SAUDI ARABIA: finalises rules to open up equities

2014-09-article-image-495.jpgSaudi Arabia has finalised rules for direct foreign investment as it prepares to open one of the world’s most restricted stock markets, worth $575 billion, on 15 June.

The Riyadh-based Capital Market Authority (CMA) will allow institutional investors with a minimum of 18.75 billion riyals ($5 billion) under management to invest directly in the $575 billion stock market, according to the regulations published on its website. The CMA has restricted foreign ownership of a single stock to 49%. The rules will be enacted 1 June,  the regulator said in a statement last month.

The world’s biggest oil exporter is giving foreigners access to its stock market as it pursues a $130 billion spending plan to boost non-energy industries. Income from oil accounted for almost 90% of revenue last year.  Investors from outside the Gulf Cooperation Council currently access Saudi-listed shares through equity swaps and exchange-traded funds.

The kingdom’s Tadawul All Share Index has risen 17% so far this year, the best performer among seven major gauges in the GCC. Saudi Arabia may be added to MSCI Inc’s emerging markets index by 2017 at the earliest, accounting for about four per cent of the index Sebastien Lieblich, executive director at MSCI Index Research, said in July.

The regulator published the draft rules in August. Tadawul, with 170 listed companies, is home to Saudi Basic Industries Corp, the world’s biggest petrochemicals producer by sales, Kingdom Holding Co, the investment vehicle of billionaire Prince Alwaleed bin Talal Al Saud. Al Rajhi Bank, the largest Islamic lender globally, also trades on the exchange.

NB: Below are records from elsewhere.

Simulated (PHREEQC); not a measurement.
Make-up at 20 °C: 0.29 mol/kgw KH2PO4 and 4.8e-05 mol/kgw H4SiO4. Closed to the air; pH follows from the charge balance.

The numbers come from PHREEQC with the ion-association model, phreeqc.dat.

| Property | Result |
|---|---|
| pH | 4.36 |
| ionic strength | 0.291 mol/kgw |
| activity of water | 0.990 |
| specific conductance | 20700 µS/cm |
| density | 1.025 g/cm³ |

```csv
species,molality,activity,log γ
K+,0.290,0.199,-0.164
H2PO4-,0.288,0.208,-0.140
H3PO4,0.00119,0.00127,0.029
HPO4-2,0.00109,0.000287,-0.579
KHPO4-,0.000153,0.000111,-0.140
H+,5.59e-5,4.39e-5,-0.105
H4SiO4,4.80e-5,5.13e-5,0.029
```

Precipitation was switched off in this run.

A regulatory drive to reduce the volatility around initial public offers of shares is bolstering the Saudi funds sector and also creating an opportunity for international investors to sidestep the kingdom’s foreign ownership restrictions.

For the Saudi Capital Market Authority, a major motive for opening the market is the desire to create more stability in a bourse currently dominated by local retail investors who are prone to short-term thinking. The same desire for stability can be seen in the regulator’s stance towards IPOs; listing of stocks has traditionally been accompanied by massive volatility in their prices, so the CMA is encouraging investments in share flotations by IPO funds. The result is a huge jump in the number of IPO funds offered in the kingdom.

These open-ended funds, which specialise in subscribing to IPOs but often have broader remits, are run by CMA-regulated firms, from large commercial banks to investment houses. Of the 12 such funds tracked by Zawya Funds Monitor, a Thomson Reuters unit, nine have been established in the last 12 months. “It seems everyone is doing an IPO fund because the CMA is encouraging it and not allowing the (fund and asset) managers to take stakes in IPOs unless the companies do a fund,” said James Stull, senior associate at law firm King & Spalding.

The CMA didn’t respond to requests for comment.

The potential profits are considerable. Many Saudi listings are offered at a substantial discount to normal valuations as a way for the kingdom to spread its oil riches to the population. For example, when National Commercial Bank was sold to investors last year, it was priced at an 18.8% return on equity, compared with a 13.4% average for the sector. When NCB listed, its shares rose their 10% daily limit for the first three days. The average performance of Saudi IPO funds in the last three years has been 37% per annum, according to Muscat Capital, which set up its fund earlier this year. The wider stock market returned about 10% per cent per annum in that time.